I DID NOT ENJOY THE WRITING STYLE.
At first.
Honestly, my bar on writing style is set pretty high. I don’t fawn over anything less than glory, seriously. But Lorrimer has a weird, too-forward style. It reads more like a textbook, at times. Lots of telling. Not enough showing. She gets the point across, but without enough... art.
I adjusted to it, and was able to truly enjoy the story by the middle of the novel, but a more refined technique would have made an entertaining story more enthralling.
The characters weren’t terrible, but there was a certain familiarity. When reading through, you'll recognize some template characters, some almost theatrically silly or villainous or angelic faces. Separately, they’re tropes. Together, they mesh. If you can accept their flaws, it isn’t a deal-breaking issue.

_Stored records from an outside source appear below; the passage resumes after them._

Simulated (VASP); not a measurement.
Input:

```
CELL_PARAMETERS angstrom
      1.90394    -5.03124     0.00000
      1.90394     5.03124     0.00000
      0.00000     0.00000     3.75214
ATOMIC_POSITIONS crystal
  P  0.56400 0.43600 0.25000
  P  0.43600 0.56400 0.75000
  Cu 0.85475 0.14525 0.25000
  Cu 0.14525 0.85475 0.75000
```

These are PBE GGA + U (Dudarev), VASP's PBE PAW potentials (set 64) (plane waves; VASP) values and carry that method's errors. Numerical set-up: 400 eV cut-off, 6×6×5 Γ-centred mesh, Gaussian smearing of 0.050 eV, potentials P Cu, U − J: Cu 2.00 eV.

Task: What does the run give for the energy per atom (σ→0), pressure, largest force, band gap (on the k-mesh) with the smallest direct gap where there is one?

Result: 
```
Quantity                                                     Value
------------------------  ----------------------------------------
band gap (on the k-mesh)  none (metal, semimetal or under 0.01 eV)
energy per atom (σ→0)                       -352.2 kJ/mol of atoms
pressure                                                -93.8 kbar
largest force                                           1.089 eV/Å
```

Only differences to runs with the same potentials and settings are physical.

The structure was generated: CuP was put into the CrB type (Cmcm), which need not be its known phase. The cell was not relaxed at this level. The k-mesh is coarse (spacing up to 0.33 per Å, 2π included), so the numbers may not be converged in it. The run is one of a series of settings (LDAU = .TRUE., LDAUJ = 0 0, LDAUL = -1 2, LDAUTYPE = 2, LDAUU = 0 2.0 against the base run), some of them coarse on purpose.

I can’t say with certainty that this is a flaw, but conflicts seem to resolve easily for Willow--all except her own. Is this purposeful? At first glance, this seems like the coincidence of an indulgent author, but maybe it was done on purpose. Maybe.
But there were plenty of things I did like, I promise!
First, it’s a romance historical fiction. I love, love, love historical fiction. Lorrimer takes the time to tack landmark events into the story, like the death of the King of England and flight of the Wright brothers and the Great San Francisco Earthquake. A little campy, but I enjoyed the author’s care to secure her story in our world.
Now, although the style could be improved, the story was a twisty romp across forty+ years that was more intriguing than I first thought. Honestly, at first I thought The Chatelaine might prove to be a washed-out Jane Eyre knock-off, but thankfully I was wrong in this; while sometimes too easily resolved, the conflicts are solidly real, the sort of problems and crisis that arise I real life at times we least need, being fixed by the characters as best they can (much as we all deal with our own issues). I came to appreciate that Lorrimer offers us a contrast between things that break and fix easily and things that take a long time simmering.
Overall, the feeling of this book is colorful, airy, true to the romance style. Every page puts you in mind of sprawling castles and old-world charm. In short, the book takes you away, which exactly what it’s meant to do.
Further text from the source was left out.